Still, Francl notes that lending to construction subcontractors remains slow. Many of them were severely hurt during the Great Recession and have struggled to rebuild their balance sheets sufficiently to make them good candidates for new loans.
Real estate investors, both local and from out-of-town, also are beginning to show up in commercial lending offices.
“Anyone with a good tenant is a good prospect,” says Humphreys.
Still, he notes that loan-to-value ratios generally remain conservative, and borrowers will need to put more cash into deals than during the boom that began a decade ago.
And that’s leading many to loans guaranteed by the Small Business Administration, which often provide more attractive terms to business owners who want to own the space that their companies occupy.
Stan Wilmoth, president of Heritage Bank of Nevada, says the wide-ranging growth of loan demand is a strong indication that business owners believe the northern Nevada economy has solidly turned a corner.
“The economy is looking to run,” he says. “We’re seeing a lot of entrepreneurs who are getting more excited about their business.”
Lester Romero, who manages small-business lending for Wells Fargo in northern Nevada, says the substantially better vibe among entrepreneurial borrowers is at least partially a reflection of their improved personal finances.
Because small business owners generally need to provide personal guarantees for the repayment of business loans, the strength of personal balance sheets is a key element in determining whether they’ll be able to get a loan.
The sharp rise in home values in northern Nevada — the median price of an existing single-family home rose by 31 percent during the first quarter compared with a year earlier — is strengthening borrower’s personal balance sheets and boosting their confidence, says Wilmoth.
“We’re not seeing the asset compression that we saw in 2009, 2010 and 2011,” he says.
Loan demand is boosted, too, by loan interest rates and by strong competition among lenders who feel pressure to get loans on their books.
Bankers have noted that many of the loans that made at higher rates three or five years ago now are coming to the end of their terms. Lower rates in the current environment mean that banks need to get more loans on their books simply to keep their interest earnings even.
The fierce competition, Humphreys says, is reflected both in interest rates that are offered as well as the terms of a loan.
That, he says, creates challenges for borrowers who are trying to compare offers from multiple lenders.
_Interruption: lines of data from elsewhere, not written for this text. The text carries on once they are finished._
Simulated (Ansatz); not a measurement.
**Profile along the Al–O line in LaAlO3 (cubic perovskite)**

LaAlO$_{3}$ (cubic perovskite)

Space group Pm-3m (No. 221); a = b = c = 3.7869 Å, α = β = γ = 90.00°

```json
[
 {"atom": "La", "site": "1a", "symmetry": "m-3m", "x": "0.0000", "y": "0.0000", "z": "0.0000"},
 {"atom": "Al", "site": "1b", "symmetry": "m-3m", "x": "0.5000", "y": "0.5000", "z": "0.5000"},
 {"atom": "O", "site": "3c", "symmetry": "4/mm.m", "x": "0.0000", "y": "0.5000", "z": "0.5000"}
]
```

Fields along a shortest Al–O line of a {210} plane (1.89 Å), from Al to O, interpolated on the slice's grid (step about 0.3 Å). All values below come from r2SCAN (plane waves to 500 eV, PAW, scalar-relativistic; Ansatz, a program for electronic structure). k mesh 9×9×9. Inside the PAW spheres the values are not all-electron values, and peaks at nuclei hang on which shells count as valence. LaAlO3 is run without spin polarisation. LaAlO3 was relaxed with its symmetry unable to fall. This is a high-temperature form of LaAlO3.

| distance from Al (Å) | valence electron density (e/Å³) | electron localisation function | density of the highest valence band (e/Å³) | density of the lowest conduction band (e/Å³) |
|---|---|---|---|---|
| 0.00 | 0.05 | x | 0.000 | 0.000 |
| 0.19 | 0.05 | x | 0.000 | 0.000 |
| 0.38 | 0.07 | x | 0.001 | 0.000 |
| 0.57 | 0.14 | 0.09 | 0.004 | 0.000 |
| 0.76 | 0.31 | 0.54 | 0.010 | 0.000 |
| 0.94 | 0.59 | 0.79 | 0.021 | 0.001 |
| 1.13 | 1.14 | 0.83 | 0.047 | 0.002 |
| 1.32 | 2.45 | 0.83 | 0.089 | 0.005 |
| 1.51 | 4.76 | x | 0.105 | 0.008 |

“It’s harder to analyze the terms,” he says. “We’re trying to help our customers get their heads around what their options are.”
Wilmoth, meanwhile, says that worries about the effects of the federal Affordable Care Act on small businesses continues to dampen some demand for loans to finance expansion.
“The uncertainty of that is going to plague us through this year,” he says.
For bankers who have spent much of their time in the past four years working out the loans that went sour with the recession, the growth in loan demand is particularly welcome.
“It feels like banking again,” Francl says.